链接已复制
iliyapolak wrote:
Probably while executing case 2 code CPU is able to exploit more efficiently Instruction Level Parallelism (ILP).
Case 2 could yield better ILP overall, but this doesn't explain why it is much faster than case 1 (13.7s vs 24.0s) while there is more work to do.
Patrick, why are there more branches in case 2 than in case 1 while a "je" instruction has been commented out? It seems that the code flow is not exactly the same, and this could have an influence, IMHO.
>>>but this doesn't explain why it is much faster than case 1 (13.7s vs 24.0s) while there is more work to do.>>>
Thanks for correction because I did not pay an attention to those 29 instructions.

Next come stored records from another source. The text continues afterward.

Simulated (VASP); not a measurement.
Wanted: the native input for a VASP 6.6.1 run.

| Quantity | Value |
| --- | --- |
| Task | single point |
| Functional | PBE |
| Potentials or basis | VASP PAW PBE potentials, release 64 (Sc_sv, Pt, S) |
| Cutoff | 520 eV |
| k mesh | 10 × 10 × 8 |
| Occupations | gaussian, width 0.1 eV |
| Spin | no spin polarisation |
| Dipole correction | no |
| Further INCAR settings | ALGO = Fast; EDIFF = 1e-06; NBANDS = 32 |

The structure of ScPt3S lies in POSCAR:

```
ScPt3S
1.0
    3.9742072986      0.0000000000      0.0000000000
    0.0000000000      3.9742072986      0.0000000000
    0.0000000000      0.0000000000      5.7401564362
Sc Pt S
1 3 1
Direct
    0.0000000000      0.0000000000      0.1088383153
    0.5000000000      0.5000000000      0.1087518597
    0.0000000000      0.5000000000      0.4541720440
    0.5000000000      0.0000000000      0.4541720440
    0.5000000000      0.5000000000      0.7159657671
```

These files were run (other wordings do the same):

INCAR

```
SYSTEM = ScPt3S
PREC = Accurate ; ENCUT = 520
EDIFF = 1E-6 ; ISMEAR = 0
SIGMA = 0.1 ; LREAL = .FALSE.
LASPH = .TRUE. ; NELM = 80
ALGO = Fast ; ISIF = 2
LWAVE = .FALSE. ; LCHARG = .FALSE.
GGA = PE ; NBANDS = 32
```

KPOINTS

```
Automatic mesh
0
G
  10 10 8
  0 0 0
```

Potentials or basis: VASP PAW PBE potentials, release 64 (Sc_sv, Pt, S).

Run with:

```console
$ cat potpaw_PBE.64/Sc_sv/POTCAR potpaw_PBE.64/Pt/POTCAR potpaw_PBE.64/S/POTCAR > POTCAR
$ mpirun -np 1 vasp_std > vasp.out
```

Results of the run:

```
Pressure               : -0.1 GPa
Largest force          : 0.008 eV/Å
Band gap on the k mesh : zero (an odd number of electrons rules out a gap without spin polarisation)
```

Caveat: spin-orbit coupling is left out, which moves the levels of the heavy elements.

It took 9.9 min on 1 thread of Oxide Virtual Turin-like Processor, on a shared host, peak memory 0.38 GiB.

I would try to run VTune on those two versions of the code in order get more comprehensive CPU metrics. Running aferomentioned code under debugger should be also done in order to see which code path is executed where code is compiled (case 2).
Vincent Lefevre wrote:
Patrick, why are there more branches in case 2 than in case 1 while a "je" instruction has been commented out? It seems that the code flow is not exactly the same, and this could have an influence, IMHO.
From a private reply by Patrick, his asm excerpt was incorrect, indeed yielding different code flow in case 1 and case 2, explaining the obtained timings.